Govt reveals petroleum exploration plans
The Government has unveiled its latest petroleum exploration programme. But it faces opposition from environmental groups and is offering the exploration permits at a time when the oil industry is grappling with plunging prices.
Energy Minister Simon Bridges launched the tender for exploration permits at the annual New Zealand Petroleum Conference in Auckland.
The 2016 Block Offer includes four offshore release areas, in the Reinga-Northland Basin, Taranaki Basin, Pegasus and East Coast Basins, and Great South-Canterbury Basin. There is one onshore release area in Taranaki.
The tender will close in September, with the outcome likely be announced in December.
The Chief Executive of the Petroleum Exploration and Production Association says the sector delivers a couple of billion dollars a year to the economy.
Cameron Madgwick told Paul Henry: "For the foreseeable future oil and gas will form a part of our energy mix and so we just need to accept that is the reality and we will need to keep looking for oil and gas."
Several dozen protestors have gathered outside SkyCity Convention centre, where the conference is taking place.
Mr Madgwick says he respects the protesters' right to protest and invited them to meet with delegates from the conference, rather than just protesting outside.
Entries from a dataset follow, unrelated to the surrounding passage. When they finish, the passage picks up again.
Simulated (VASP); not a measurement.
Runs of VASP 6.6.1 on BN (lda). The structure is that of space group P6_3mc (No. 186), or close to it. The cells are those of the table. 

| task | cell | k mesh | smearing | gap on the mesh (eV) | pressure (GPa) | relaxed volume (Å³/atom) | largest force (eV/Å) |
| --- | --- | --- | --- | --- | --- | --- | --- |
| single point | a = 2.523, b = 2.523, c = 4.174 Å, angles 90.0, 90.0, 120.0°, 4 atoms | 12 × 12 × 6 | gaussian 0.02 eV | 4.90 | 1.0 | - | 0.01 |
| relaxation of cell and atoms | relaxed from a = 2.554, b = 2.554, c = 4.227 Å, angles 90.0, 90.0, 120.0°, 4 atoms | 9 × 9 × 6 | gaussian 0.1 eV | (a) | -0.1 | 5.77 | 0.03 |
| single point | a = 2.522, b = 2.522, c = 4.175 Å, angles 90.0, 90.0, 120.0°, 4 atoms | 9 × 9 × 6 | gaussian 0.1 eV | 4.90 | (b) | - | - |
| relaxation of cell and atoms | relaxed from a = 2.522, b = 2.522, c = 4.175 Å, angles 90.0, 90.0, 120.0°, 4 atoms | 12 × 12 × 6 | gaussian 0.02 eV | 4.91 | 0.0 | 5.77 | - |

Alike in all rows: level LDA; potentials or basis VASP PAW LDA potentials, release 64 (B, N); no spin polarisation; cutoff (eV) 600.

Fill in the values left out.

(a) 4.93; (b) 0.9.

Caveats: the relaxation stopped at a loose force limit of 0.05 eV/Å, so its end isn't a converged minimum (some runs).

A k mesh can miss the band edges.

The conference is being held at a time when global oil prices are the lowest they have been in a decade. Crude oil prices fell to as low as US$27 a barrel in early February, but have recovered to US$39.44 on the New York market.
That is well below the monthly peak of US$110 reached in 2012, or the US$133 reached in June 2008.
Mr Madgwick says: "We would much prefer a higher oil price. The industry is still making a difference and still going about its activities at that level. Of course it is constrained, you have to act in a fiscally responsible manner, but we will see the price turn again at some point. It is a commodity, they go through these cycles."
The other challenge for the New Zealand industry is that outside of Taranaki there has been a relatively successful rate for exploration companies.
Mr Madgwick says: "Every time somebody goes through an exploration exercise they gather more data, whether that is through a survey or by drilling a hole. It is only when you have a complete picture of that data that you will have the ultimate success. So even though there have been non-commercial finds, that just builds the data set. Over time there will be a discovery and New Zealand will be pretty well positioned."
The Green Party says the Government should be giving tech companies more support.
Its energy and resources spokesman Gareth Hughes says: "We should be developing our clean technology expertise and exporting it to the world, not subsidising foreign companies to bring last century's technology here and drill for polluting fossil fuels."
The Government says finding gas can be a good thing if it displaces coal.